Asian currencies mostly fell on Thursday in the face of broad strength in the dollar and continuing fears of high oil prices, with the Philippine peso hitting a seven-month low even as the central bank intervened.
The Philippine peso hit a seven-month low at 43.925 per dollar, down about half of a percent from Wednesday's close, as investors bought dollars after solid US durable goods data on Wednesday eased concerns over the US economy. But intervention by the central bank to sell dollars helped limit the peso's further declines, traders said. "They (the central bank) were in the market this morning. I guess they sold the dollar at 43.85 and then at 43.90," said a trader in Manila.

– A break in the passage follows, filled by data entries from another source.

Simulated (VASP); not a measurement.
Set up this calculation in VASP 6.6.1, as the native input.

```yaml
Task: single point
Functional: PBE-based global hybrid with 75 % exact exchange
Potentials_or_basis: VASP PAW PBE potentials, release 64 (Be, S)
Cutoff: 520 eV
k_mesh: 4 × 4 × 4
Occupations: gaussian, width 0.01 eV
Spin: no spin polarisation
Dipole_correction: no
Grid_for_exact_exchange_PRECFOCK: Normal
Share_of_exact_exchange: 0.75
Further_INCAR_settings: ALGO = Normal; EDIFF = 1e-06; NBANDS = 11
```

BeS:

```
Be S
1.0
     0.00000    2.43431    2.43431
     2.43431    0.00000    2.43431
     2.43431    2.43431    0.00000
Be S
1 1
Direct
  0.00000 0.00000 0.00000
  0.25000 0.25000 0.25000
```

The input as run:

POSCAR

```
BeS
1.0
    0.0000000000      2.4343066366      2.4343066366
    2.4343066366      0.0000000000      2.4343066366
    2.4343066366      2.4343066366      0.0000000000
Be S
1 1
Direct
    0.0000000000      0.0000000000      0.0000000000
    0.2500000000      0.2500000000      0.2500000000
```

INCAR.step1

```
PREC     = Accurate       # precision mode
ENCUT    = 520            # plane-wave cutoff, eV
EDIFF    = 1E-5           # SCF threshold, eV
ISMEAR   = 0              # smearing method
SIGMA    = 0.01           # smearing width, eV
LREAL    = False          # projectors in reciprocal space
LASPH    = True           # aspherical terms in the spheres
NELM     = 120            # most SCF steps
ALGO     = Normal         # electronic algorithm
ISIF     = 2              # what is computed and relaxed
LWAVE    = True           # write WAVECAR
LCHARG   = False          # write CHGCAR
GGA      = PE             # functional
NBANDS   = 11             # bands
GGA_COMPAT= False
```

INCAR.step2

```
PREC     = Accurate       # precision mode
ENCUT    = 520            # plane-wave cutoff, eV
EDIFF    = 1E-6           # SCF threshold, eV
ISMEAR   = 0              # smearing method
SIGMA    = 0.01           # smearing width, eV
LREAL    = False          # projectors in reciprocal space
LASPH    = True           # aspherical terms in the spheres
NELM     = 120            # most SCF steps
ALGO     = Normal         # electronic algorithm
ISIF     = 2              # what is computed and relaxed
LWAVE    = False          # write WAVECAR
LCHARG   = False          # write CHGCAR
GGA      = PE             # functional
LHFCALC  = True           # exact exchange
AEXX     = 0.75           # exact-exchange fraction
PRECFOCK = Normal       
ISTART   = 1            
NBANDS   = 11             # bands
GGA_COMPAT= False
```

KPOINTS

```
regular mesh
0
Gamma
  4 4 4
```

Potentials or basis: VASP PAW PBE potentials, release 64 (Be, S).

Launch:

"I think the market is trying to target the 44 level, but the central bank does not want the peso to depreciate that fast and was trying to slow it down," he said. Some traders estimated the size of the intervention at $150 million. The peso, one of the laggards in the region, has lost almost 5.9 percent so far this year as investors sell risky assets amid persistent jitters of high oil prices.
Central banks in South Korean, Indonesia and Taiwan had also been spotted intervening this week to prop up their currencies for fear further weakness could fuel inflationary risks. The Indonesian rupiah fell as low as 9,335 per dollar, down about 0.4 percent from late trade on Wednesday, over concerns about the impact of high oil prices on its import bill.
"It's still on corporate demand and oil demand - that's why the rupiah has weakened a bit," said a trader in Jakarta. Oil prices slipped below $131 per barrel on Thursday after rebounding more than $2 on Wednesday.
The Thai baht fell as far as 32.48 per dollar, down about 0.7 percent from late Asian trade on Wednesday to its weakest level since May 15. "I think the main factor is the political problem. Investors are still afraid of a coup and are buying dollars," said a trader in Bangkok.
Recent street protests in Thailand have called into question the ability of the government to hold onto power. The Korean won rose as high as 1,026.8 against the dollar, the highest since May 8, building on gains in the prior two sessions after the central bank intervened on Monday to prevent it from sliding further and a finance ministry official said on Wednesday it needed to focus on fighting inflation.
"Fundamentally, we retain a weak won view in light of the current account deficit and the external oil shock to inflation and the balance of payments, while the Bank of Korea also appears biased to ease despite rising inflation," J.P. Morgan strategists Claudio Piron and Yen Ping Ho said in a note.
The Chinese yuan hit a fresh post-revaluation high of 6.9350 against the dollar, after the central bank set a stronger mid-point than the previous day's close. The yuan has gained 5.3 percent versus the dollar so far this year as the Chinese authorities continue to let the currency rise steadily to help tackle inflation. Investors expect the yuan to gain around 10 percent in 2008.